My next event was a wedding! We wanted a more economical car, but with plenty of luggage space for our holiday suit-cases, and a compromise between first cost, road-ability, performance and long life led me to a one-year-old 12/45 Invicta tourer, which had a maximum of 70, and would tour at 65 indefinitely without trouble. This car cost us £315, and we used her for 18,000 miles without any major repairs, although she was driven flat-out through the J.C.C. One Hour High Speed Trial. I subsequently raised the back axle ratio from 6 to 1 to 5 to 1, and the maximum remained the same, but third gear speed improved from 50 to 60.
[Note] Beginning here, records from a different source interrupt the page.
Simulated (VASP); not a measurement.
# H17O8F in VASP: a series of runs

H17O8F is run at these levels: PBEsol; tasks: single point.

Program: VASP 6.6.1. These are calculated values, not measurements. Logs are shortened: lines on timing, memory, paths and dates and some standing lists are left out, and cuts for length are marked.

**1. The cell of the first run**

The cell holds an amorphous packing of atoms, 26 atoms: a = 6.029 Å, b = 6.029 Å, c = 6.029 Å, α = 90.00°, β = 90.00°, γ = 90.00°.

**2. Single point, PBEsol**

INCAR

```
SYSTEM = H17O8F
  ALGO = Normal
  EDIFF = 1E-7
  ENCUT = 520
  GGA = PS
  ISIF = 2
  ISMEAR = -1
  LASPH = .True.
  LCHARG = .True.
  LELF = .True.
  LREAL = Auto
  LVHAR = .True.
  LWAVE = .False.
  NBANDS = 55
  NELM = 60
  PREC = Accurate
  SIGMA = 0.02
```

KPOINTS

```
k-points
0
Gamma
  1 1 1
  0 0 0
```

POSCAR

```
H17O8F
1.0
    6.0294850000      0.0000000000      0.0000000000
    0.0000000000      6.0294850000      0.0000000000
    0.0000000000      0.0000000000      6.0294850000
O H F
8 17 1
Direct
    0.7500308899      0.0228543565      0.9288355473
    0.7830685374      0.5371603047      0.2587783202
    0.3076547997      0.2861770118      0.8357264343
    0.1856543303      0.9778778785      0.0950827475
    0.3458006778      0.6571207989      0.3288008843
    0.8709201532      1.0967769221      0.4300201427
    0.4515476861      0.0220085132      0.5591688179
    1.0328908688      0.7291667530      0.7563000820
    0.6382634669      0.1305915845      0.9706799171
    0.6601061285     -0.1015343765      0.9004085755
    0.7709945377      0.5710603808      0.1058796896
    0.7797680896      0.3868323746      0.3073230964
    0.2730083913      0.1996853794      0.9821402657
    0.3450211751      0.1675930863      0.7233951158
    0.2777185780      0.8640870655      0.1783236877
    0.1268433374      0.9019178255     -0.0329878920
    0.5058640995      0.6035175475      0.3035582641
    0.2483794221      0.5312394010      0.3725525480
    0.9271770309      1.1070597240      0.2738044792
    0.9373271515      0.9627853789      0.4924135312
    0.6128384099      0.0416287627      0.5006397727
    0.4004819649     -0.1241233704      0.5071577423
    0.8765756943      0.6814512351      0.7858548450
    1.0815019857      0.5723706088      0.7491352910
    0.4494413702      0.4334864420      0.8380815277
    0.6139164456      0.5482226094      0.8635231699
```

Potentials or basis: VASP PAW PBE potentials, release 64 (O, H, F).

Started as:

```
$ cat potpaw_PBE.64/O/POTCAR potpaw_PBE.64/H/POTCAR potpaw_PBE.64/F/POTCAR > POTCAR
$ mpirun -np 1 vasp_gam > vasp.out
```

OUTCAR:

For several reasons I remember her complete fidelity in the second R.A.C. Rally, when I took the westerly route, and my brother-in-law took my old two-seater M.G. up North. He had the most appalling bad luck in skidding and buckling a wheel, on top of which his head-light fuse went at speed, and his timing wheels passed out at Newcastle, where he spent a week while it never stopped raining.

The Invicta had a trouble-free run through torrential rain, until finally we lost our way in the middle of the night coming out of Torquay, and ran into one-way lanes with many unsignposted turnings between the main road and the sea. When all appeared to be lost, we met the main road again, and covered 91 miles in appalling rain at a very respectable speed. Nerves were a little ragged, but my passenger remained composed until afterwards, when he merely said, “Donald, I would not have minded if you only had some remote idea how headlamps should be focussed.” We reached the control in time, and as we sailed in my sleeve caught our special long ignition lever, which snapped off, and the car started to boil.

In the elimination tests, cars were flagged off from 100 yards ahead, and I noticed in the crowd two red dresses that appeared to be flags through a misty windscreen, which had to be left erect. I saw the dresses, but not the flag when it fell.

An uncle subsequently introduced me to a friend as “A keen motorist who motored 1,000 miles to see a flag fall, and then went to sleep at the critical moment.”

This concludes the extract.